PerspectiveText as big data: Develop codes of practice for rigorous computational text analysis in energy social science
Introduction
We live in an age of big data: digital information is increasingly characterized by challenging levels of volume, velocity, variety and veracity [2]. Part of this data explosion is the recent availability of digital text at a massive scale, which can be used for social science inquiry. Digital archives of scientific and newspaper articles, parliamentary records, party documents, patents, legislation, treaties or social media posts such as those from Twitter, Facebook or Reddit provide vast and rich sources for research. As shown in Fig. 1 these text archives are vast and growing fast.
Using text as big data provides new opportunities and requires the augmentation of traditional social science methods with computational text analysis applications (e.g. [3], [4], [5], [6], [7]). The analysis of language is central for a variety of methods in energy social science. Yet these methods are challenged by volume and velocity: today, vast amounts of text are produced so fast that manual analysis cannot keep up. This precludes timely and comprehensive inquiry. Computational text analysis tools promise to scale traditional social science methodologies to vast archives of text without massive funding support [8], [9], [10]. There is a large variety of supervised and unsupervised methods that allow the automation of tasks such as document classification, content analysis, sentiment analysis, part of speech tagging, machine translation and information retrieval [11], [12]. This provides entirely new opportunities for energy social science research (e.g. [13], [14], [15]).
For example, discourse analysis studies the use of spoken or written language in social contexts to understand how debates are shaped by actors and develop over time [16], [17]. Discourse analysis is often limited by the capacity to classify and code text manually: vast digital text archives can only be analyzed partially, exposing traditional approaches to the criticism of ‘cherry-picking’ or neglecting less frequent linguistic patterns when only small samples of text are analyzed [18]. Computational methods for text analysis can assist in or take over some of these coding tasks and scale discourse analysis to text archives of almost any size [19], [20], [21], [22].

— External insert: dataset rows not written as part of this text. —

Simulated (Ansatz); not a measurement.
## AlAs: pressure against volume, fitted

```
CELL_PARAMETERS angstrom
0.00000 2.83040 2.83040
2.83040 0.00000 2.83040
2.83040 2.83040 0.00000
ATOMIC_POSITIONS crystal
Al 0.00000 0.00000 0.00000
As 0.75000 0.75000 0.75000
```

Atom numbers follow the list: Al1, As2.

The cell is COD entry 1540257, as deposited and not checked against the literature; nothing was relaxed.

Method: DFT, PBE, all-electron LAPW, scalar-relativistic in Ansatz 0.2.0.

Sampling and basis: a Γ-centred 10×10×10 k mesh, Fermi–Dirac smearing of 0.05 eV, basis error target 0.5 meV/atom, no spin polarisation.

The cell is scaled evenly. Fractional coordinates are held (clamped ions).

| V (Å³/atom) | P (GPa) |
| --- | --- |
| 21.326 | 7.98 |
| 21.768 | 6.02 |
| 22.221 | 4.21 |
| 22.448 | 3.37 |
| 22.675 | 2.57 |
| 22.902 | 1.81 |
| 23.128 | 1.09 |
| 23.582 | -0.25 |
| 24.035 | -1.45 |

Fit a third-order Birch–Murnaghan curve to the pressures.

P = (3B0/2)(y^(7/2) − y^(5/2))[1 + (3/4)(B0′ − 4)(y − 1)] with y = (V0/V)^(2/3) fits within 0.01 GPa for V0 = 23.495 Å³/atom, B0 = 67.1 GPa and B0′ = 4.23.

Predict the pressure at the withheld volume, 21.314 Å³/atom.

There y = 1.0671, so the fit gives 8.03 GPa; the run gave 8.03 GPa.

Despite its promises and notwithstanding at least 20 years of research in computational social science [23], [4] and digital humanities [24], [25], [26], the adoption of automated text analysis methods by the social science community has been slow. Searching the 1318 contributions in this journal, we only find six articles1 that apply automated text analysis methods [1], [27], [28], [29], [30], [31].
It is, therefore, a major contribution of Benites-Lazaro et al. [1] to be among the first to discuss the methodological potential of computational text analysis in the field of energy social science, as part of a 2018 “Special Issue on the Problems of Methods in Climate and Energy Research”2 in this journal. They apply topic modeling – an unsupervised machine learning method for automated content analysis – and other computational methods in order to understand policy discourses in Brazil on ethanol production across different actors. Their analysis of thousands of documents from governments, businesses, NGOs and media outlets reveals the thematic structure of the discourse over the observed 11-year time-span and identifies, for example, distinct thematic discourses across actor groups.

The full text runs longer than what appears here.